# Daiwa SHV bearing kit!!



## CrawFish (Sep 23, 2003)

I recently talked to a guy on Avalon pier who has SHV30. He said that I can get a bearing kit/gear kit conversion to make the SHV like the grandwave. He said that the 2 reels were made at the same time and very similar in parts. The grandwave has infinite anti-reverse and SHV doesn't, if i'm not mistaken. Well, my question is, where can one order the particular part for the SHV model reel to make it similar to the grandwave? Thanks in advance!


----------



## BigBait (Nov 16, 2004)

*Second That Request*

I've been trying to find this out for weeks. 

Talked to Nick at Breakaway and he ordered six sets of parts but has not had time to test them out.

Anyone else know which parts, part numbers and where they can be obtained?

Thanks


----------



## Connman (Apr 14, 2001)

Just likes abu's many of Diawa's reels share parts , you should be able to download an exploded parts view for each reel and just compair the different parts and order them from Diawa service group .


----------



## NTKG (Aug 16, 2003)

i want one, wait i need 3

neil


----------



## BigBait (Nov 16, 2004)

*Nick Has Em*

Nick has the conversions ready if anyone still interested.

http://breakawayusa.com/cgi-bin/noteboards/baway.cgi?read=16887


----------



## CrawFish (Sep 23, 2003)

Easily done yourself.

Well, it's been long winter and I have plenty of time. I sit around one day and took both the SHV20 and GWZ30 apart. They both have similar internal parts, only a few parts that the SHV doesn't.

SHV doesn't have: 
1. Ball bearing on the inside of the spool tension
2. the IAR bearing and the bracket kit that's holding the IAR bearing.
3. Bearing sleave that goes inside the IAR bearing and goes one the gear shaft. 

If you can order all these parts, I can certainly convert your SHV into a what I would call a knock off Grandwave. 

Now, where can I order these parts? Any help on where to order is highly appreciative.

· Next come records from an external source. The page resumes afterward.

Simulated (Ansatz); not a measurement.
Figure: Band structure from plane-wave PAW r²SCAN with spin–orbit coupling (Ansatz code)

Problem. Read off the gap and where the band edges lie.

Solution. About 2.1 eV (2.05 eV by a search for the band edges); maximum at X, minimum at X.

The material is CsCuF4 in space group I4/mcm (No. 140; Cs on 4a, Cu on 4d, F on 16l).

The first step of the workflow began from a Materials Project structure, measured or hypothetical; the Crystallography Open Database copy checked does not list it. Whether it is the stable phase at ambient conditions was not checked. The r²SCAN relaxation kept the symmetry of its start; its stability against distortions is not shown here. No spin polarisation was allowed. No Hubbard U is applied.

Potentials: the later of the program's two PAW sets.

I'm swapping parts from the two reels, will let you know it they're interchangeable.


----------



## CrawFish (Sep 23, 2003)

It was a success. I took me 30 mins, cuz I had to take both reels apart. It worked.


----------



## creek (Dec 16, 2003)

Try this site for parts.

http://southwesternparts.com


----------



## CrawFish (Sep 23, 2003)

*Parts*

key #.	Parts # Parts Name
70 F82-7801 HANDLE METAL PLT
71	E24-8101 HANDLE METAL PLT SCREW
72	F82-7101 SPACING SLEEVE
73 F82-7601 HANDLE METAL
74	F36-6804 HANDLE METAL COLLAR


----------